In the end, the defense ministers agreed that NATO could not afford to lose the war, and that their five governments needed to reach a consensus on ground troops within the next week. They also agreed that the issue was so urgent that they should convene an emergency meeting of all NATO defense ministers. But their schedule was overtaken by events.
The CIA's Role
In Albania, meanwhile, U.S. and European special forces at a secret operations center in the border town of Kukes were discussing how to turn the Kosovo Liberation Army into a light-infantry force that would be "at the enemy's rear blowing up bridges," said one U.S. official involved in the planning.
"Let's just say there was a growing appreciation for what the KLA could do for us," he said.
In fact, the CIA and NATO had been working with the KLA since late April.
By then, the CIA station in Tirana, Albania, and 24 U.S. Army Special Forces troops in Kukes and Durres were helping the disjointed, ill-equipped rebels to pass on useful information about Serbian positions, according to U.S. military and administration officials.

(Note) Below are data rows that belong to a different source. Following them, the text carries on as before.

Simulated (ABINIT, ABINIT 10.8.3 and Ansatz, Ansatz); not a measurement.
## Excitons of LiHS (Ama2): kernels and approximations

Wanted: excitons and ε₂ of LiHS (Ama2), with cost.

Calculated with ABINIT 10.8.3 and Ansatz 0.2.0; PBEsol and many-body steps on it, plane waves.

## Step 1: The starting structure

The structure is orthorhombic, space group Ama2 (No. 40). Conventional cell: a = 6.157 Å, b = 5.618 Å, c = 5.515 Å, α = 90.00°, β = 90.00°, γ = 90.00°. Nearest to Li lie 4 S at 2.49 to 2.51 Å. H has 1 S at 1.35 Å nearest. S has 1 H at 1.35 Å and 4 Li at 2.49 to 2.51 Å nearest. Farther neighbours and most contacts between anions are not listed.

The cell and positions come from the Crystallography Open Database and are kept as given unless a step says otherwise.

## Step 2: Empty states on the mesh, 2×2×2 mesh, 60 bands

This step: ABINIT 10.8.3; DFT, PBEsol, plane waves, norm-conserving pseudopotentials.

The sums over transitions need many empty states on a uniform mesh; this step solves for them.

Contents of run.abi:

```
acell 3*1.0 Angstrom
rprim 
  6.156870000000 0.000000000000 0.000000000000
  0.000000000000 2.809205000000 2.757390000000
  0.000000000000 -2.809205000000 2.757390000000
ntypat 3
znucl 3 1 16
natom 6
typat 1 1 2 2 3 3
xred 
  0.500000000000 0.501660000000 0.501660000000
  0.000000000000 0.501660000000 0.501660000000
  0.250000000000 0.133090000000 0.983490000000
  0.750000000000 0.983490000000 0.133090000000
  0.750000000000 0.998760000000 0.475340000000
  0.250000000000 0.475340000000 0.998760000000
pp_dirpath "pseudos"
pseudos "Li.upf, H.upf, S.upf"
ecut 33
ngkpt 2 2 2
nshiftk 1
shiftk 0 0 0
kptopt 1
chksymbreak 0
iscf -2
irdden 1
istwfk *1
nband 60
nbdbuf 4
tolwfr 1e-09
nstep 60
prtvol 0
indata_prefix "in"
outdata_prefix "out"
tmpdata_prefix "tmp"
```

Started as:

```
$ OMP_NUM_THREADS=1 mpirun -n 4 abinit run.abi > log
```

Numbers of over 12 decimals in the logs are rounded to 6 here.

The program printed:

To avoid working directly with the KLA, however, the U.S. military used the Albanian 2nd Army as an intermediary, according to the U.S. European Command.
KLA representatives met daily with Albanian officers at the Albanian Defense Ministry in Tirana, often in the presence of a CIA officer and an Army captain who worked for Task Force Hawk, the U.S. Army contingent in charge of the Apache attack helicopters stationed at the Tirana airport. American officials who had been part of the Kosovo Verification Mission, the U.N. observer force that was forced to leave Kosovo before the war, also maintained close relations with rebel leaders.
Most of the KLA liaison work was done at the operations center in Kukes, where CIA officers and special forces troops gathered intelligence.
But U.S. officials say they were reluctant to become deeply involved with the KLA. The rebels allegedly had committed atrocities and were involved in drug smuggling, according to intelligence reports. In February 1998, Clinton's special envoy to the Balkans, Robert S. Gelbard, had even called the KLA "terrorists," though the Clinton administration quickly backed away from that term.
On May 26, the KLA launched a major offensive, with artillery support by the Albanian army, to secure a supply route into the embattled province. "This is the beginning of a new phase of aggression, the so-called land operation," said Maj. Gen. Vladimir Lazarevic, commander of the Pristina Corps.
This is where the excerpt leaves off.